Monday, February 22, 2016

NEW WINE IN NEW WINESKINS


 

“No one pours new wine in old wineskins.

If he does, the wine will burst the skins, and both the wine and the wineskins will be ruined.

No, he pours the wine into new wineskins.”

(Mark 2:22)

 

I am going to offer a simple paraphrase of the above scripture: change is difficult.  In the case of traditional, mainline, churches I might even say change is not only difficult but usually impossible.  If you are offended or disagree with this I would suggest that you either have your head in the sand or have not driven around any major American city.  I live in north Dallas, and as I drive through the neighborhood I see dozens of churches that are shells of what they once were.  Even on Sunday mornings the parking lots are half-full.  We have lived in Dallas for over twenty-five years and over that time I have seen three Lutheran Church Missouri Synod churches close.  A once vibrant Evangelical Lutheran Church in our neighborhood closed its door.  The city bought the property and now a new fire station and charter school occupy the site. 

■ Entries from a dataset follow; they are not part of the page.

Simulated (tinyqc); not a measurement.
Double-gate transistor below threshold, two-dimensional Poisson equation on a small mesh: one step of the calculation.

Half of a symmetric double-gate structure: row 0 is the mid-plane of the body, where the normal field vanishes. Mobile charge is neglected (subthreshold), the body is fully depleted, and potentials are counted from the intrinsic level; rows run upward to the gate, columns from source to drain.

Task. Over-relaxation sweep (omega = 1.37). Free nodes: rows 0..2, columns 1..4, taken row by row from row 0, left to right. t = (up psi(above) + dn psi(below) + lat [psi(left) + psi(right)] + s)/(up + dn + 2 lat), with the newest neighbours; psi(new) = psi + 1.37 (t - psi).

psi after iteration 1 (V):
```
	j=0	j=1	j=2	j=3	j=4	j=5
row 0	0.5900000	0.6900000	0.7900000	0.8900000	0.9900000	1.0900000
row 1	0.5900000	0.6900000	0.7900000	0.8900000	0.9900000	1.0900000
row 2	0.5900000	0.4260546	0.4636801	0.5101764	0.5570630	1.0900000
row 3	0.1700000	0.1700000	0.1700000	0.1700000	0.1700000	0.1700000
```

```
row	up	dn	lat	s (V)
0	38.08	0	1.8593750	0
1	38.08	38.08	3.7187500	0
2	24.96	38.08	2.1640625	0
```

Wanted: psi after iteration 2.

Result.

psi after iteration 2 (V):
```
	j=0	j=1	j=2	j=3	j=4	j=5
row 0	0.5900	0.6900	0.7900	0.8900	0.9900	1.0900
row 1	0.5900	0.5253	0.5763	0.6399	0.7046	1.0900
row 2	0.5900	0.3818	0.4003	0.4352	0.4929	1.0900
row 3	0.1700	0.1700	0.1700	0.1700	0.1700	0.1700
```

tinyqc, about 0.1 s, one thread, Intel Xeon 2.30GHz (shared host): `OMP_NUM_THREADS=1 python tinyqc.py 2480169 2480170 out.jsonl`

While it is easy to get discouraged, today I am feeling much more positive and upbeat.  I see reasons for hope.  Last week I saw multiple examples of “new wine in new wineskins.”

On Wednesday I attended a meeting of local pastors and other missional minded church leaders.  We meet monthly to share stories, study the word and pray for each other.  On this occasion there were fifteen of us.  The encouraging thing is that with three exceptions, they all are involved in church planting efforts.  These are not traditional church plants where you put up a church or rent a building than then hope people will come.  All are involved in missional living.  They live in apartment communities getting to know the residents and inviting them to join small group.  Another lives in a suburban neighborhood, ministering to the people who live around them.  In many cases these will never be chartered, organized churches.  Rather they will continue to be missional communities.  In many cases the pastors will be bi-vocational, holding full or part-time jobs to supplement their income.

On Thursday I flew to Phoenix of the annual Best Practices Conference, hosted by Christ Lutheran Church.  The gathering is a marketplace of ministries.  It was encouraging to hear of so many churches that are reaching the lost in new and innovative ways.  Most are new ministries driven by a specific need or target group within their community.  Some are even established churches that have found ways to adapt to the changing needs of the world. 

For decades most churches have operated from the old model (old wineskin).  You put up a building, and place a sign out front announcing the new home of “fill in the blank” church.  You then set out to establish a Sunday school, youth program and adult Bible studies.  The church baptizes infants, confirms their youth, marries their young adults, educates their children and then eventually buries them.  That model no longer works.  In the Millennial World, all the rules have changed.  Now we are called to live as missionaries in a culture that is very foreign.  We are called to be Jesus in this time and place.